A lull in conflict in the Middle East looks likely. But it may be short-lived, or not happen at all. None of the underlying drivers of tension have eased.
On the Gaza-Israel border, Israeli snipers killed 64 people on 14 May. That brings the total killed by snipers over weeks of protests, from which groups mostly of young men sally forth to throw stones and improvised firebombs, to over 110. Thousands have been injured.
The protests were backed by Hamas, the Islamic clerical-fascist group which rules in Gaza, on the slogan of “right of return”, which Hamas leader Ismail Haniyeh explicated as allowing the Israeli Jews to retain “not an inch” of the land of Palestine, and Hamas claimed 50 of the 64 dead on 14 May as its members.
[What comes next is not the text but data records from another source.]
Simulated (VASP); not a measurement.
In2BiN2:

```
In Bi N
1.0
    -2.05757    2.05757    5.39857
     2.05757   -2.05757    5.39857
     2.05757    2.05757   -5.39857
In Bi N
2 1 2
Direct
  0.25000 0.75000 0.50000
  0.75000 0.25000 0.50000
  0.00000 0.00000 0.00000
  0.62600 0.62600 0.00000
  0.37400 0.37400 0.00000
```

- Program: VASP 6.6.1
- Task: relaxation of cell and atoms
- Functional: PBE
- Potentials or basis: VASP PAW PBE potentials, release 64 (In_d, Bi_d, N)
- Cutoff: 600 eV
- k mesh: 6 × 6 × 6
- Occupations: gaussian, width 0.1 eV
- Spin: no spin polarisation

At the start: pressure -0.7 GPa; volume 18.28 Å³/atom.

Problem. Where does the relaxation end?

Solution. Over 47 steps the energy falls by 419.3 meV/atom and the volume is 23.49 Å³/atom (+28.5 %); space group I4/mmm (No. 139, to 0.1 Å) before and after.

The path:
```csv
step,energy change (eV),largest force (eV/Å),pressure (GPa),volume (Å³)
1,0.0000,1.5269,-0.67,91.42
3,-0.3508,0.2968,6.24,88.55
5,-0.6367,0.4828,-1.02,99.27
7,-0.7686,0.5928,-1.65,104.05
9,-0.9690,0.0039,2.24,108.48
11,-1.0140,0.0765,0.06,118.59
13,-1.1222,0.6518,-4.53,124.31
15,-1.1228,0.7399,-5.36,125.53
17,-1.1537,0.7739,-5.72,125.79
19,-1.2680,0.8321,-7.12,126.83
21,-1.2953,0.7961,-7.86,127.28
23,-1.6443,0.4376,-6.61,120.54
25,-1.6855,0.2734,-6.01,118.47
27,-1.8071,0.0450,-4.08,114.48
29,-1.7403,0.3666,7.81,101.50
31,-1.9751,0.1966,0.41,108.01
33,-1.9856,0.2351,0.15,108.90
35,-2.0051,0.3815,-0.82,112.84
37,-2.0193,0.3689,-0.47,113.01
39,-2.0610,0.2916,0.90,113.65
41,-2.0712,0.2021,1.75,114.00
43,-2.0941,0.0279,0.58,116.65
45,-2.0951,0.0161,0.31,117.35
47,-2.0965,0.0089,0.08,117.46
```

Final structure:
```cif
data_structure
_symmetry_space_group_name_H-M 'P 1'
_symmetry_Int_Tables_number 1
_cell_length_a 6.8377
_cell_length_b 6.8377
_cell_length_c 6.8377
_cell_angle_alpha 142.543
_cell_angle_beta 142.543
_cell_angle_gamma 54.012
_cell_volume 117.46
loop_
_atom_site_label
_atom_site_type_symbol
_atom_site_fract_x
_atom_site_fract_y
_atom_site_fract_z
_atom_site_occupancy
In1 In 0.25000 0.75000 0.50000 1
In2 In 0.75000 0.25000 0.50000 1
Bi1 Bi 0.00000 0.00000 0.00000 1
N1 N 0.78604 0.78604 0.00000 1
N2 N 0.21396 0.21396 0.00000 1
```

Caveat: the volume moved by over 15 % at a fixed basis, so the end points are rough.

But the protests came nowhere near even a serious breach of the border. Just one Israeli soldier was slightly hurt over the whole period.
The response by Israel’s right-wing Netanyahu government was brutal and murderously disproportionate.
The Egyptian government, which like Israel keeps Gaza under a blockade, has announced that it will open the crossing from Gaza to Egypt until 14 June, the longest it has been open for many years.
Hamas could wind down its action now and let it be understood, perhaps even with some justice, that Egypt’s shift is a result of the protests. It has said that it will stage another big protest on 5 June, the anniversary of the Israeli-Arab Six Day War of 1967, but it has held back from tactics such as firing rockets into Israel.
The Israeli press has reported that Hamas has made behind-the-scenes proposals to the Israeli government that it will operate a de facto truce in return for economic concessions from Israel. That may be true.
The Palestinian Authority in the West Bank called a general strike on Tuesday 15 May to protest against the killings in Gaza, but such a general strike has no impact on the Israeli economy, and street protests were relatively small.
There have been protests inside Israel, notably in Haifa. Nineteen protesters, mostly Israel Arabs, were arrested by Israeli police on 18 May, and one had his knee broken by the cops. A magistrate ordered them released on 21 May.
The Israeli government has been able to rally nationalist opinion by its actions on the Gaza border and its bombing of Iranian bases in Syria, and probably enough so for its immediate political needs. Since March Netanyahu’s Likud party has increased its opinion poll rating from 30% or less to 35 to 40%.
Turkey’s president Erdogan convened an emergency summit of the Organisation of Islamic Cooperation, a consortium of 57 states with sizeable Muslim populations (though not necessarily majorities), in Istanbul on 18 May.
Its long final statement, though angry in tone, proposed in terms of definite action only diplomatic and economic pressure on countries not to follow the USA in moving their embassies to Jerusalem. Guatemala and Paraguay have already done so in the last week.
The OIC also declared “unwavering commitment to the two-state solution, which is the only acceptable international solution in the context of self-determination” (bit.ly/oic-18).
My article in Solidarity 469 was wrong in its guess about the outcome of Iraq’s elections on 12 May. The alliance which did best in the poll was the one headed by Moqtada al-Sadr, who is Shia-Islamist but less closely tied to Iran. The probably lengthy horse-trading to get the next governing coalition in Baghdad is still not immediately likely to be of regional-strategic import.
Iran, though its ruling circles often shout about “death to Israel”, signed the OIC two-states statement. For now, Iran wants to explore the possibilities of continuing the 2005 nuclear deal with the EU and other powers despite the USA’s withdrawal. Probably in the short term it will not deploy its allies Hamas or (more plausibly) Hezbollah to start a war against Israel.
The EU has updated old legislation designed to safeguard European-based companies breaking the USA’s blockade on Cuba in order to keep those possibilities alive, though sober bourgeois commentators mostly reckon that prospects are poor.
All this makes for a lull, but a lull in a situation defined by chronic great-power jostling and the weakness, for now, of grass-roots forces committed to fighting for a democratic settlement in the region.